It’s one thing to hope. It’s another to know. If you’re waiting at the bus stop hoping that the 4:15 will show up eventually, even though it’s an hour late, how the time passes is not at all pleasant. Every minute drags on, anxiety growing because even though the bus should have been on time, it was late, and now questions of whether it will ever come begin to cloud your mind like so much ink in a bowl of water. You start playing the what-if game in earnest, layering scenarios upon scenarios in your mind until you talk yourself into believing that the bus was hijacked and you’ll have to find other means of transportation.
Hope is susceptible to external forces. Hope can be chiseled
at, assailed, assaulted, and attacked to the point that it begins to weaken and
wane. Knowledge cannot. If I know something to be true, no matter how much the
enemy might attempt to sow doubt, it cannot work because I know what I know. I
know what God said, I know what God promised, and I know that heaven and earth
will pass away, but His words will by no means pass away.

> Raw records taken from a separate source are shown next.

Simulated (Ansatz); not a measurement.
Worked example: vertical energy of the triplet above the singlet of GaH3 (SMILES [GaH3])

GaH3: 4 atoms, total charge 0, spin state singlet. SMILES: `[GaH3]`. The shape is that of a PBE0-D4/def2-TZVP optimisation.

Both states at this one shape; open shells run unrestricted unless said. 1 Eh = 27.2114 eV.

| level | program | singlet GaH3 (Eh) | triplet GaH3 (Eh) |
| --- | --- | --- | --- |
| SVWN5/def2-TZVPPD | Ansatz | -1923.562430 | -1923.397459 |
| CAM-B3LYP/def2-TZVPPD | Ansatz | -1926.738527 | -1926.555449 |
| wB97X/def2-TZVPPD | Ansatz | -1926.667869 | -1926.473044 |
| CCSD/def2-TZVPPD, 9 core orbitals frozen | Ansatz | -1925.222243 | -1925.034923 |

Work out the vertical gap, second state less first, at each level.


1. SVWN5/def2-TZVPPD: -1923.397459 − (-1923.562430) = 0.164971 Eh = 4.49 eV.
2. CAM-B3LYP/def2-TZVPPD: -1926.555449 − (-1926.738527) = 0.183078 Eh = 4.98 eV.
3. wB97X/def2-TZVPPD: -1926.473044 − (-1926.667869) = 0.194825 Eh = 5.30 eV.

I can tell by someone’s boldness and confidence whether they
hope the Word of God is true or they know the Word of God is true. I can tell
by their dedication, their commitment, and their willingness to labor on behalf
of the Kingdom whether they have a full assurance that everything God promised will
come to pass or they’re crossing their fingers, eyes screwed shut, trying their
best not to hyperventilate.
I know that my Redeemer lives. I don’t hope it. I know that He
will return one day; I don’t just think there is a possibility or a probability
of it. The knowledge of it gives me confidence in every endeavor I undertake on
behalf of the Kingdom, whether great or small.
If you know, then the waiting won’t affect you. If you hope,
with each passing day, your confidence will wane, and you will allow doubt to
settle over you like a heavy blanket. Because some people hope in the fulfillment
of God’s promises and are not confident, they begin to doubt God Himself, and
once doubt sets in, it is not exclusive to His promises but extends to everything
else.
We were forewarned that in the last days, there would even be
scoffers, walking in their own lusts, saying, “Where is the promise of His coming?”
Do you think they’d do that out of spite or mean-spiritedness or because it may
actually work on some? Perhaps both. Likely both.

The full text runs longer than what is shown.